This is part 2 of our trip report I just posted in the Paris forum. This covered our Versailles visit last July 2 and I hope those planning their visits will find this helpful. Let me know if you have questions.
Part 2 (July 2)
Part 2 of my trip report is all about our trip to Versailles. Because we are traveling with an elderly parent, I explored a lot of skip the line guided tours on offer in the internet. They were expensive, at least $100 per person, for only half a day and they do not even include hotel pick-up and drop-off. Multiply that by 4 people and that's too dear for our budget. I also did not want our visit to be rushed since our main goal was to have time to go around the gardens and visit Marie Antoinette's estate. Luckily, there are many posts in TA on how to do Versailles on your own. That's what we did and we ended up enjoying our trip to Versailles at less than 1/5 of the cost if we took the tour.
I set aside the whole day Wednesday for our trip to Versailles. The planets aligned and it turned out to be the best day of our stay weather wise: sunny but not humid. I booked tickets for the 9:30 guided tour of the King's Apartments through the Versailles website to avoid the lines. It was 7 euros per person on top of the Museum Pass we had that covered entry to everything in Versailles. The Saint Michel/Notre Dame station where we took the RER C to Versailles was walking distance from our hotel but we took the Metro so as not to tire my mom so early in the trip. We bought two one-way RER C tickets for our party of four at the ticket counter. On the ramp, there were station attendants in red vests who will lead you to the right train. Just tell them you want to go to Versailles Palace. It is the last stop and when you get off, just follow the people or the signs to the Chateau. We got there around 8:55 but since we were walking slowly, we reached the Chateau around 9:15. There was already a long line but our printed tickets had instructions that we go to a separate entrance for guided visits on the right side of the Palace. There was no line for this entrance. Inside, there was a separate and comfortable waiting area for our group of about 25 people.

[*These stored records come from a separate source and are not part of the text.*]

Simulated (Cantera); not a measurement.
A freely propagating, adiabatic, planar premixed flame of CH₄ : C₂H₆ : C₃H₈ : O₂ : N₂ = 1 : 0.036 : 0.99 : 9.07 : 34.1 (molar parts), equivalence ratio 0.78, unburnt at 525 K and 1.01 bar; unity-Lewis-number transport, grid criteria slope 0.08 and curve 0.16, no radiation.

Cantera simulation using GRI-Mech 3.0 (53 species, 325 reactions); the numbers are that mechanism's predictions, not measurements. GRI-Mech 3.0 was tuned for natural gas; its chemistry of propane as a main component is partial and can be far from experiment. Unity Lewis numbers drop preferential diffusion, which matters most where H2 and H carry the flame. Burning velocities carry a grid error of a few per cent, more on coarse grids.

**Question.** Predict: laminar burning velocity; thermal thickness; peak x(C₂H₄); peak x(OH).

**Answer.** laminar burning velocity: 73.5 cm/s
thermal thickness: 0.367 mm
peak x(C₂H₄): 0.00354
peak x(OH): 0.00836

The guided tour was just OK, the guide was a bit dry and the Opera was closed that day. We did get to see some rooms not open to the public and there were interesting tidbits we learned about court life. I'm a history buff and am particularly interested in the French Revolution so every thing was interesting to me. The real value of the guided tour, however, was avoiding standing in line for long periods under the sun. For that alone, I felt it was worth it and allowed us to enjoy our visit more.
The tour ended around 11 am after which we were led to another entrance to visit the other areas of the palace open to the public. Surprisingly, the crowd was not that bad on that Wednesday. I was prepared for wall-to-wall people but we were able to go through the rooms including the Hall of Mirrors easily and take many pictures. By 11:30 we were done with the Chateau. After a while, everything started to look the same so we set off for the gardens. Our main interest was really to see the grounds and Marie Antoinette's estate. We rented a golf cart (32 euros/hour) because of mobility issues and to save time. For those who don't mind waiting, the mini train is a viable and cheaper option. It allows you to get off at points in the grounds and take your time exploring.
Although a map was given to us showing the allowed routes for the golf cart, we took many wrong turns. (My family is really map-challenged so don't let this worry you). The cart stopped when we veered off the allowed route so we had to do a lot of reverse turns. Nonetheless, we enjoyed the majestic view of the grounds on our way to the Trianon. We saw MA's estate but couldn't find the allowed route to get there. We ended up parking the cart at the Grand Trianon and just walked to the hamlet (about 5 minutes pleasant walk amidst fragrant honeysuckle trees). We arrived around 12:10 and there was already a short line. When we got in, we skipped the Petite Trianon and went straight to the hamlet. This part was one of the highlights of my Paris trip. We were the only ones on the grounds as most of the people started with the Petite Trianon. It was quiet and peaceful with only the birds chirping. We took many postcard-perfect pictures including the houses which seemed straight out of Hansel and Gretel, the windmill, temple of love and fishes in the lake. It was easy to see why this was MA's refuge from palace life and I could imagine her playing with her children here. On the other hand, it may have been too idyllic a place to make her unaware of how hard life was outside.
We went back to the Palace because we had a 1 pm lunch reservation at Angelina's. By that time, the palace was more crowded and there was already a long waiting line for the golf carts. Since we exceeded the 1 hour for the cart by about 20 minutes, we paid $40. We had a restful break at Angelina's. It was a good opportunity to try Angelina's because we heard the line at the rue Rivoli branch is usually long. Service and desserts were top-notch, the sandwiches and salads were just average for the price. Yes, the hot chocolate was that good. Our lunch was pricey but it was a great reprieve from the crowds and provided a comfortable restroom break. After lunch, we went back to the gardens to take more pictures. We took the same route to the station and it was good to have our return tickets ready as there was a long line for train tickets back to Paris. There is only one train going back to Paris so just hop on the waiting train. We were back at our hotel before 4 pm and we took a brief nap to prepare for our nighttime Seine cruise.